Any American still sitting on the fence about whether or not Liberal Judicial Activism represents a subterfuge for the dictatorial impulse which plagues the human psyche needs to take a good look at the Supreme Court opinions in the “Ten Commandments” cases recently decided: Van Orden v. Perry, in which the Court ruled 5-4 that a display of the Ten Commandments in a park on the Texas State Capitol grounds is constitutional, and McCreary County v. American Civil Liberties Union of Kentucky, in which the Court ruled 5-4 that displays of the Ten Commandments in two courthouses in Kentucky are unconstitutional.
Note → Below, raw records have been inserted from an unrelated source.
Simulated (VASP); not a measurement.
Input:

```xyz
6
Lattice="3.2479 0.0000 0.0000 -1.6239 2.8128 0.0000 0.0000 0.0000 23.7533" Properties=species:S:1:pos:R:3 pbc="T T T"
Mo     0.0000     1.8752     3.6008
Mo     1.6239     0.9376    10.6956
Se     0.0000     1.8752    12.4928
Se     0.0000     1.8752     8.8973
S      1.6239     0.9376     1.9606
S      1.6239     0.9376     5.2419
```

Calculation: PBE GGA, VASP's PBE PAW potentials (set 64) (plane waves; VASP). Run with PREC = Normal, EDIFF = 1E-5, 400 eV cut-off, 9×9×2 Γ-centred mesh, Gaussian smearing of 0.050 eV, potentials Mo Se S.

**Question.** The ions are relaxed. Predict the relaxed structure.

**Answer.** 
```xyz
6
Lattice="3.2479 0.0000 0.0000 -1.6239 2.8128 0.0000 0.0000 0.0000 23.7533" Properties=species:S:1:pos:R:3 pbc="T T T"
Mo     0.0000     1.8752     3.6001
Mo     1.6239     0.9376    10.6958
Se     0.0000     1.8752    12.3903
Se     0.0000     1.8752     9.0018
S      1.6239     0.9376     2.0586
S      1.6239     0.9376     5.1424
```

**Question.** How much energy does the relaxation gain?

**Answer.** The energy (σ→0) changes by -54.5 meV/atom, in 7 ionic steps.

What is the principle argued by the Court’s Liberals in both cases? The Liberal Activists tell us that they can read the minds of people who post the Ten Commandments on government property to determine whether or not those persons acted with the “intent” of establishing a religion.
Amid this insanity, however, there is some good news. Those of us who believe in the dictatorial nature of any kind of judicial activism (remember the word “dictatorial”) have gained support from within the Court itself in Justice Scalia’s dissent in McCreary. Scalia writes, “What distinguishes the rule of law from the dictatorship [italics mine] of a shifting Supreme Court majority is the absolutely indispensable requirement that judicial opinions be grounded in consistently applied principle. That is what prevents judges from ruling now this way, now that— thumbs up or thumbs down—as their personal preferences dictate.”
With his usual incisiveness, Justice Scalia makes clear how the Liberals’ own words explode their arguments. Regarding McCreary, Scalia points out that the majority admits that the “Establishment Clause doctrine” it purports to apply in the case “lacks the comfort of categorical absolutes.” Of this admission, Scalia concludes, “What the Court means by this lovely euphemism is that sometimes the Court chooses to decide cases on the principle that government cannot favor religion, and sometimes it does not.”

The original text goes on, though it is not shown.